RIGA, Mich. – For 200 area residents immersed in southeastern Lenawee County’s contentious battle over wind turbines and their anticipated noise, a dueling lecture in audiology was disguised as a special Riga Township meeting Tuesday night.
A-weighted decibels. C-weighted decibels. Infrasound vs. audible sound. What does it all mean?
Quite simply, the future of Riga Township. And, to some degree, that of neighboring Ogden, Palmyra, and Fairfield townships.
Plans to erect some 200 turbines in that part of Lenawee County – the sum of projects discussed by at least three companies – would be an enormous infusion of cash, millions of dollars, to that area’s tax base. But several residents – many who attended and reacted at Tuesday night’s meeting – also fear it would disrupt their peace and quiet, possibly hurting property values and maybe even their health.
So now, among other things, leaders are trying to make heads and tails of conflicting noise studies as they try to decide how much humming and swishing sounds will be generated by those rotating turbine blades.

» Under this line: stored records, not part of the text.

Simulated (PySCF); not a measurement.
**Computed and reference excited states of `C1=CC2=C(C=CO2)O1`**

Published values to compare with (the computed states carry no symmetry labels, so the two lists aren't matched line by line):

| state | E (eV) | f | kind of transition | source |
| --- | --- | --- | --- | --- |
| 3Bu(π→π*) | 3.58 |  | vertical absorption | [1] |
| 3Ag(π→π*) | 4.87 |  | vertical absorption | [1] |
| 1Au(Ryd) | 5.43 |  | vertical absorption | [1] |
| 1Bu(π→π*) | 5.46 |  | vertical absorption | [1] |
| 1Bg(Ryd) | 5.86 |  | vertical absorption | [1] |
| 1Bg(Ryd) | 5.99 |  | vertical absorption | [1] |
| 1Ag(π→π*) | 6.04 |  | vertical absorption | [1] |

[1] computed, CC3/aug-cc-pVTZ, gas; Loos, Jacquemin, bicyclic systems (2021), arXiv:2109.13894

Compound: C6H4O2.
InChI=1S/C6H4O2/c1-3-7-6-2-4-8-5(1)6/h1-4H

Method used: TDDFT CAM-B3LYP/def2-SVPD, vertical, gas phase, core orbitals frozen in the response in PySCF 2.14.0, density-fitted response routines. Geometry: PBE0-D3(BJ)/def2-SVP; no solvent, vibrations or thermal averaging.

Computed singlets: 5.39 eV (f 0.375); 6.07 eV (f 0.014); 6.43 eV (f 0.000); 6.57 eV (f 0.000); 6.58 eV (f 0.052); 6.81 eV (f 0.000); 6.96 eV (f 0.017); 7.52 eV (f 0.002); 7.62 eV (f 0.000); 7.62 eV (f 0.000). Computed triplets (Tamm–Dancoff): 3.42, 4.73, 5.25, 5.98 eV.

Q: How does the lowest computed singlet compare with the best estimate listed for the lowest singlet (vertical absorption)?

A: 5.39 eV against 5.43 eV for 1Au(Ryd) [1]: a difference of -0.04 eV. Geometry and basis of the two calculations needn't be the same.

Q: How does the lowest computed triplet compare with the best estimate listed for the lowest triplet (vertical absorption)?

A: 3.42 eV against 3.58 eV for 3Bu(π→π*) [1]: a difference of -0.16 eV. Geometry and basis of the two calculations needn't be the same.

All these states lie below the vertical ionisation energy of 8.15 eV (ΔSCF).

With the prospect of wind-power developers making a historic economic investment in this rural area limited in its ability to attract other types of industries, officials in Riga, Ogden, Palmyra, and Fairfield townships are weighing the pros and cons of ordinances that would foster or fend off the sight of gigantic, commercial-scale turbines across their countryside.
Riga is generally seen as the pace-setter. Those four townships are admittedly more handcuffed than others when it comes to economic development because they lack access to major rivers, streams, and other bodies of water.
Tuesday night’s joint meeting of the Riga Township Board and the Riga Township Planning Commission wasn’t billed as a debate, but it could have been.
Noise experts Peter H. Guldberg and Rick James, representing Exelon Wind and the Interstate Informed Citizens Coalition, Inc., respectively, verbally sparred over each other’s personal credentials and studies.
Both seemed to agree 45 decibels is some general threshold that should not be surpassed, but differed wildly over how much cushion Riga Township should build into its ordinance. The coalition, a citizens group formed in opposition to the turbines, submitted a recommendation for the noise limit to be set at 40 decibels from 6 a.m. to 10 p.m., and 35 decibels from 10 p.m. to 6 a.m. Its many other recommendations included strict limits on low frequency sounds – sounds which Joshua Nolan, the group’s director, equated to the distant thumping of a loud car stereo.
Mr. Guldberg said the group’s proposals are so restrictive, they “would absolutely prohibit any wind [power] development in Riga Township,” a statement which drew applause and jeers. But he also hinted at legal action, saying it effectively would be an illegal “exclusionary” ordinance.
“Don’t threaten, sir,” scowled one woman. “Don’t threaten.”
Even though Riga is the apparent pacesetter, these controversies don’t seem to be played out often. Planning Commission Chairman Reg Karg kept order with a hammer he used as a makeshift gavel.
The citizens group called for the meeting. Officials granted Exelon’s request for equal time. In addition to Exelon, Great Lakes Wind, Juwi Wind LLC, and Orisol Energy US Inc. have made inquiries about putting up turbines. Many turbines under consideration in those townships are Danish-built Vestas V100 models that stand 493 feet tall, 80 feet taller than downtown Toledo’s highest building and 25 percent taller than the four turbines American Municipal Power installed in the Wood County landfill southwest of Bowling Green in 2003 and 2004.
Exelon research along Riga Highway near Horton Road and Thompson Highway near Weston Road reaffirmed the utility’s belief it can erect the turbines without going over 43 decibels. The turbines produce their greatest noise when wind blows at 23 mph and greater, Mr. Guldberg said. “The maximum sound levels are comparable to the existing sound levels in Riga Township,” he said.
He and Mr. James cited studies by NASA, the U.S. Environmental Protection Agency, and other expert sources, but disagreed over their conclusions.
Mr. James said noise pollution can affect people at 6 decibels or less. “The characteristic of wind turbine noise is that people are annoyed by it at lower levels,” he said.
He likened the swishing sound of turbine blades to the dripping of a water faucet. “It isn’t that it’s loud,” Mr. James said. “It’s repetitive and does not stop.”